1.1         In the Real World
Figure 1 depicts (at a high level) what this system looks like in the real world. Clients trying to stream a video first issue a DNS query to resolve the service’s domain name to an IP address for one of the CDN’s content servers. The CDN’s authoritative DNS server selects the “best” content server for each particular client based on (1) the client’s IP address (from which it learns the client’s geographic location) and (2) current load on the content servers (which the servers periodically report to the DNS server).

Once the client has the IP address for one of the content servers, it begins requesting chunks of the video the user requested. The video is encoded at multiple bitrates; as the client player receives video data, it calculates the throughput of the transfer and requests the highest bitrate the connection can support.

1.2         Your System
Implementing an entire CDN is clearly a tall order, so let’s simplify things. First, your entire system will run on one host; we’re providing a network simulator (described in §4.5) that will allow you to run several processes with arbitrary IP addresses on one machine. Our simulator also allows you to assign arbitrary link characteristics (bandwidth and latency)

Figure 2: Your system. Figure 1: In the real world...

Figure 3: System overview.

to each pair of “endhosts” (processes). For this project, you will do your development and testing using a virtual machine we provide (§4.5).

Figure 2 shows the pieces of the system; those shaded in gray will be written by you.

Browser. You’ll use an off-the-shelf web browser to play videos served by your CDN (via your proxy).

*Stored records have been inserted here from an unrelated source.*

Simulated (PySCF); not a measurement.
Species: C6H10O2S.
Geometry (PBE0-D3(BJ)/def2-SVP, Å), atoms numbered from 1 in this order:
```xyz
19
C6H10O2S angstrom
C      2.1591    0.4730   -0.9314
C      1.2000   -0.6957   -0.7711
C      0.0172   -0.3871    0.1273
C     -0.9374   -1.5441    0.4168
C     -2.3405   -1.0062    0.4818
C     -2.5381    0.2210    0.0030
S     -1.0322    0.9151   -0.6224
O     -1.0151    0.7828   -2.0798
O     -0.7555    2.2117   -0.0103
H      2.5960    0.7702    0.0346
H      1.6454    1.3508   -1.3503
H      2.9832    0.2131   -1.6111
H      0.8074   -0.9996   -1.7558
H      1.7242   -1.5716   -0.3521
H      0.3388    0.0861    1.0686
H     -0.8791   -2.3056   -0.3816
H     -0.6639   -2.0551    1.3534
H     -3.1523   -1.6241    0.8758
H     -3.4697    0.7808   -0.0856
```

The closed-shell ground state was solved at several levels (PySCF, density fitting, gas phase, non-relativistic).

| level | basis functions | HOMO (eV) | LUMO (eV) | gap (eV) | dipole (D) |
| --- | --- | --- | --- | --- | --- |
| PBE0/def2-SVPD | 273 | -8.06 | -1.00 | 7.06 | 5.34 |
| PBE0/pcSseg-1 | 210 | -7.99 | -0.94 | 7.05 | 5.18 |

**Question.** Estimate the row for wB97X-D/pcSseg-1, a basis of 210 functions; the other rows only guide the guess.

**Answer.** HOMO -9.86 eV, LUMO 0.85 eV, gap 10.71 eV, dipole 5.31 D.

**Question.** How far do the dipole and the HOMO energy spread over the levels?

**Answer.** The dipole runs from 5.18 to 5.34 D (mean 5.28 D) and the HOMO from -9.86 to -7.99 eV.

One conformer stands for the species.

Proxy. Rather than modify the video player itself, you will implement adaptive bitrate selection in an HTTP proxy. The player requests chunks with standard HTTP GET requests; your proxy will intercept these and modify them to retrieve whichever bitrate your algorithm deems appropriate. To simulate multiple clients, you will launch multiple instances of your proxy. More detail in §2.

Web Server. Video content will be served from an off-the-shelf web server (Apache). As with the proxy, you will run multiple instances of Apache on different fake IP addresses to simulate a CDN with several content servers. More detail in §4.5.

DNS Server. You will implement a simple DNS (supporting only a small portion of actual DNS functionality). Your server will respond to each request with the “best” server for that particular client. More detail in §3.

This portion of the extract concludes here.